Jump to page: 1 2
Thread overview
[Issue 7515] New: The new std.string.translate is slow for ASCII text
Mar 06, 2012
Jonathan M Davis
Mar 06, 2012
Jonathan M Davis
Mar 07, 2012
Jonathan M Davis
Mar 11, 2012
Jonathan M Davis
Mar 11, 2012
Jonathan M Davis
Mar 11, 2012
Jonathan M Davis
May 28, 2012
Jonathan M Davis
Jun 11, 2012
Jonathan M Davis
February 16, 2012
http://d.puremagic.com/issues/show_bug.cgi?id=7515

           Summary: The new std.string.translate is slow for ASCII text
           Product: D
           Version: D2
          Platform: All
        OS/Version: All
            Status: NEW
          Severity: enhancement
          Priority: P2
         Component: Phobos
        AssignedTo: nobody@puremagic.com
        ReportedBy: bearophile_hugs@eml.cc


--- Comment #0 from bearophile_hugs@eml.cc 2012-02-15 19:23:51 PST ---
std.string.maketrans() is going to be deprecated. This is a demo program, it's meant to work on a good amount of pure 7-bit ASCII text.
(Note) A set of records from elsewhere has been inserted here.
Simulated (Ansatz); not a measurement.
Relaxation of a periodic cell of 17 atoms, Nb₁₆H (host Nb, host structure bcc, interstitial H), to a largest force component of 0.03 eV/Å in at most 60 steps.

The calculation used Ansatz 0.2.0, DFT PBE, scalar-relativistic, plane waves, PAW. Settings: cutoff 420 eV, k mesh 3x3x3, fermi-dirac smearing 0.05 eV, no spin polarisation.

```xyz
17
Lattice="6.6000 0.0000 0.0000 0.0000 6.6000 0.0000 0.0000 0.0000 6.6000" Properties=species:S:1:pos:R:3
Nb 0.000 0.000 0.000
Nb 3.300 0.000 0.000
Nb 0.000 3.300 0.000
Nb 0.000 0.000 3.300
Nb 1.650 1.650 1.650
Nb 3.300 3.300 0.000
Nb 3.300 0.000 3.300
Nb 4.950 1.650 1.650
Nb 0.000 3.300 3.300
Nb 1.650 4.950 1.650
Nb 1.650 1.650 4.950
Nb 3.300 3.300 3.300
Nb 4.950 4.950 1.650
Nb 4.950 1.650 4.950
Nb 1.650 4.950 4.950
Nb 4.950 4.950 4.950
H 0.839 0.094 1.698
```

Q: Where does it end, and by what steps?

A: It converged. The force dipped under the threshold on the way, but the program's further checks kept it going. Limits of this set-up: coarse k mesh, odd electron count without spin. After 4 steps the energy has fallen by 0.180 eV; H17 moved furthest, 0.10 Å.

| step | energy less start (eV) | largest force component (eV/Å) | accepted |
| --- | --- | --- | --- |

The conversion table is the same as the one in this page: http://digitalmars.com/d/1.0/lisp-java-d.html


import std.stdio, std.string;
void main() {
    char[] text = "dssdadsdasdas".dup; // lots of MBs of pure 7 bit ASCII text
    auto tab =
maketrans("ejnqrwxdsyftamcivbkulopghzEJNQRWXDSYFTAMCIVBKULOPGHZ",

"0111222333445566677788899901112223334455666777888999");
    auto text2 = text.translate(tab, "\"");
    writeln(text2);
}


Using the new std.string.maketrans the code becomes something like:


import std.stdio, std.string, std.range;
void main() {
    char[] text = "dssdadsdasdas".dup; // lots of MBs of pure 7 bit ASCII text
    dchar[dchar] aa = ['A':'5', 'a':'5', 'B':'7', 'b':'7', 'C':'6', 'c':'6',
    'D':'3', 'd':'3', 'E':'0', 'e':'0', 'F':'4', 'f':'4', 'G':'9', 'g':'9',
    'H':'9', 'h':'9', 'I':'6', 'i':'6', 'J':'1', 'j':'1', 'K':'7', 'k':'7',
    'L':'8', 'l':'8', 'M':'5', 'm':'5', 'N':'1', 'n':'1', 'O':'8', 'o':'8',
    'P':'8', 'p':'8', 'Q':'1', 'q':'1', 'R':'2', 'r':'2', 'S':'3', 's':'3',
    'T':'4', 't':'4', 'U':'7', 'u':'7', 'V':'6', 'v':'6', 'W':'2', 'w':'2',
    'X':'2', 'x':'2', 'Y':'3', 'y':'3', 'Z':'9', 'z':'9'];
    auto text3 = text.translate(aa, "\"");
    writeln(text3);
}


The code with the associative array is _uglier_, _longer_ to write and read, and every char in the original string requires one or two associative array lookups. This is quite inefficient for sizeable ASCII strings.



Jonathan M Davis has asked me a benchmark:

> Do you have data to backup that there is a significant speed difference?

So I have written the following small benchmark, it contains both the URL to the test data (bible) and the timings I am seeing on a slow PC. If your PC is faster feel free to use it on more data (creating a larger input file on disk, concatenating many copies of the same test data). If you see bugs in the benchmark please tell me.

Notes:
- version3 uses the old translate;
- version4 uses the new translate;
- version1InPlace is a reference point, it works in-place;
- version2InPlace is similar, uses a linear scan for the chars to remove, and
it seems a bit slower than version1InPlace (probably because the small deltab
array fits well in the L1 cache).

If both the benchmark and the timings are correct, the old translate seems almost 5 times faster than the new one (and this is not strange, the new translate performs two associative array lookups for each char of the input string).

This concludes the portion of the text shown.